Question

Short answer

The magnitudes of forces for parts (a) and (b) are:

(a) \({F_{\rm{T}}} = 225.3\;{\rm{N}}\)

(b) \({F_{\rm{T}}} = 2076.2\;{\rm{N}}\)

Step-by-step solution

Given data

The distance between the two trees is\(L = 6.6\,{\rm{m}}\).

The mass of the backpack is\(m = 19\;{\rm{kg}}\).

The magnitude of the force is\(F\).

Understanding the direction made by the force

In this question, the backpack is midway between the two trees, and the angles in the diagram will be equivalent.

To find the angle of the force, use the distance between the two trees and the quantity of sag at the midpoint.

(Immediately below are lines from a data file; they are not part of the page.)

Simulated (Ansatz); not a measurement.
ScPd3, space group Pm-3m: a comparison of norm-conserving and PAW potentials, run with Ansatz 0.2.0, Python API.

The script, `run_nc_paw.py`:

Free body diagram and calculation of magnitude and direction of force

The following is the free body diagram.

When the sag in the rope at the midpoint is \(y = 1.5\;{\rm{m}}\), the relation to calculate the angle of force can be written as:

\(\begin{array}{c}\tan \theta = \frac{y}{{\left( {\frac{L}{2}} \right)}}\\\tan \theta = \left[ {\frac{{1.5\,{\rm{m}}}}{{\left( {\frac{{6.6\,{\rm{m}}}}{2}} \right)}}} \right]\\\theta = 24.4^\circ \end{array}\)

The relation of the forces in the y-direction can be written as:

\(\begin{array}{c}\sum {F_{\rm{y}}} = 0\\\left[ {2{F_{\rm{T}}}\sin \theta - mg} \right] = 0\\{F_{\rm{T}}} = \frac{{mg}}{{2\sin \theta }}\end{array}\)

Here, \(g\) is the gravitational acceleration.

On plugging the values in the above relation, you get:

\(\begin{array}{l}{F_{\rm{T}}} = \left( {\frac{{19\;{\rm{kg}} \times 9.8\;{\rm{m/}}{{\rm{s}}^2}}}{{2\left( {\sin 24.4^\circ } \right)}}} \right)\\{F_{\rm{T}}} = 225.3\;{\rm{N}}\end{array}\)

Thus, the magnitude of the force is \({F_{\rm{T}}} = 225.3\;{\rm{N}}\).

Calculation of magnitude and direction of force

When the sag in the rope at the midpoint is \(y = 0.15\;{\rm{m}}\), the relation to calculate the angle of force can be written as:

\(\begin{array}{c}\tan \theta ' = \frac{y}{{\left( {\frac{L}{2}} \right)}}\\\tan \theta ' = \left[ {\frac{{0.15\,{\rm{m}}}}{{\left( {\frac{{6.6\,{\rm{m}}}}{2}} \right)}}} \right]\\\theta ' = 2.57^\circ \end{array}\)

The relation of the forces in the y-direction can be written as:

\(\begin{array}{c}\sum {F_{\rm{y}}} = 0\\\left[ {2{F_{\rm{T}}}\sin \theta ' - mg} \right] = 0\\{F_{\rm{T}}} = \frac{{mg}}{{2\sin \theta '}}\end{array}\)

On plugging the values in the above relation, you get:

\(\begin{array}{l}{F_{\rm{T}}} = \left( {\frac{{19\;{\rm{kg}} \times 9.8\;{\rm{m/}}{{\rm{s}}^2}}}{{2\left( {\sin 2.57^\circ } \right)}}} \right)\\{F_{\rm{T}}} = 2076.2\;{\rm{N}}\end{array}\)

Thus, the magnitude of the force is \({F_{\rm{T}}} = 2076.2\;{\rm{N}}\).